Childhood Pet was a Gift
My father worked in a lab at MIT next door to an animal experimentation lab. The summer I was seven, he surprised us with a beagle puppy that the lab didn’t need anymore. He was so cute and cuddly. “Itsy Bitsy Teenie Weenie Yellow Polka Dot Bikini” was a song I heard all the time on the radio at our neighbors’ house.

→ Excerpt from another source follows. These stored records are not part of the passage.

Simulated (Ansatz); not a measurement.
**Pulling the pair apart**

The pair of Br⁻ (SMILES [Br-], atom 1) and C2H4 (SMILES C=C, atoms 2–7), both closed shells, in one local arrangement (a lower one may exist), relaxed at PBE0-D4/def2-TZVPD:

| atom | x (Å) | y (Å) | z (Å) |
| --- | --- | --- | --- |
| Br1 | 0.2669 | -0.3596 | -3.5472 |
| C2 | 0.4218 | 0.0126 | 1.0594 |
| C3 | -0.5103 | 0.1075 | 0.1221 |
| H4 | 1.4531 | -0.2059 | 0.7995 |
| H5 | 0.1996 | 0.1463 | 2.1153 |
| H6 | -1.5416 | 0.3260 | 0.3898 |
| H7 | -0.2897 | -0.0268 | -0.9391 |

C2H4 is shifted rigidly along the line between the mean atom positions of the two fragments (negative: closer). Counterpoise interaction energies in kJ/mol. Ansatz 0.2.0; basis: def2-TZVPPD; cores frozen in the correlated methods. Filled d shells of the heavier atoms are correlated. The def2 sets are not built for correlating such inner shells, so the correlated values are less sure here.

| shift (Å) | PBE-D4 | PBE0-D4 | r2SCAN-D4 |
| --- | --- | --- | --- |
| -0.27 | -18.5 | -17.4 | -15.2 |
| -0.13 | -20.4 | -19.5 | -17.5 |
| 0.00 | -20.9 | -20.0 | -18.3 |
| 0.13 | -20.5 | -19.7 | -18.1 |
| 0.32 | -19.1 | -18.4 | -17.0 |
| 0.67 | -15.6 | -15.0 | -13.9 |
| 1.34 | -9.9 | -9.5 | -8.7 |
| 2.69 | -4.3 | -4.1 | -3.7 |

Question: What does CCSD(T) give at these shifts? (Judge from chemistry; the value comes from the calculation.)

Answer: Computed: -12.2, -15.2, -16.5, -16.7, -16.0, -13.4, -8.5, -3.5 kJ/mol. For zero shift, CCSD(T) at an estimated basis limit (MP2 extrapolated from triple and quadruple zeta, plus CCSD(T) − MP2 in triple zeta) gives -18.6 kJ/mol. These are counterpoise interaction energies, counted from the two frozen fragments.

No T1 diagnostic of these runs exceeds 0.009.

I immediately named the puppy Teenie. I loved this little dog. He was perfect. I would nestle beside him on the living room rug, rubbing his warm belly and pat- ting his soft square head. Sometimes Teenie rolled over on his back for a full belly rub, making me smile. It felt so good to be close to another living creature. It felt so good to be able to make another living creature happy. I was as happy as I had ever been.
Father Punished the Dog
Teenie slept in the kitchen of our duplex apartment, a gate separating him from the green-carpeted dining room. One morning I came running downstairs to say good morning to him and found the gate open and Teenie curled up in the corner of the dining room. Before I could go over to him, my father came into the room, and stepped on a big, wet yellow spot on the rug.
“Bad dog!” my father yelled, stepping toward Teenie.
He scooped him up, put him down by the yellow spot.
“Bad, bad, bad dog!” he yelled, hitting Teenie on the nose each time he said bad.
Then he picked Teenie up and took him into the kitchen. I stayed in my spot in the dining room, afraid to move.
“Bad dog!” I heard my father yell, again.
I heard the door to the basement bang as my father opened it and it hit the kitchen wall.
“Bad dog,” my father said.
Violence and Denial
The next thing I heard was a thud. Then a tiny yelp. I turned to face the dining room wall as I began to cry. I was so frightened for Teenie. Angering my father was something I tried never to do.
My mother came downstairs. “What’s going on?” she asked as she rushed toward the kitchen.
“Teenie thought the green rug was grass and he peed on it,” I said.
My mother rushed away from me. I followed her into the kitchen. “Get out!” she shouted at me.
I went back to the corner of the dining room and sat down, my head in my hands, tears streaming down my face. I wanted to get Teenie and hug him, help him, and tell him I loved him. A few minutes later, my father walked out the back door with Teenie in his arms.
“Your father’s taking Teenie to the vet,” my mother said, coolly and calmly. “What kind of cereal do you want for breakfast?”
Teenie’s Violent Death Still Haunts
I was worried that Teenie was badly hurt. He’d been thrown down the stairs. I wished so much that he’d known that the green carpet was not grass. I was hopeful that when my father came home that evening, he’d have Teenie.
He did not.
Neither he nor my mother said anything about Teenie that night. They sat down to dinner as if it were a regular day. My father reminded me, as he always did before dinner, “You can listen but don’t speak.” I was afraid to ask them about my perfect little puppy. I never heard them say his name again. For the rest of the summer when I heard the song “Itsy Bitsy Teenie Weenie Yellow Polka Dot Bikini,” I cried.
I don’t remember when I realized that Teenie was not coming home again. Nor do I remember when I realized that Teenie had died.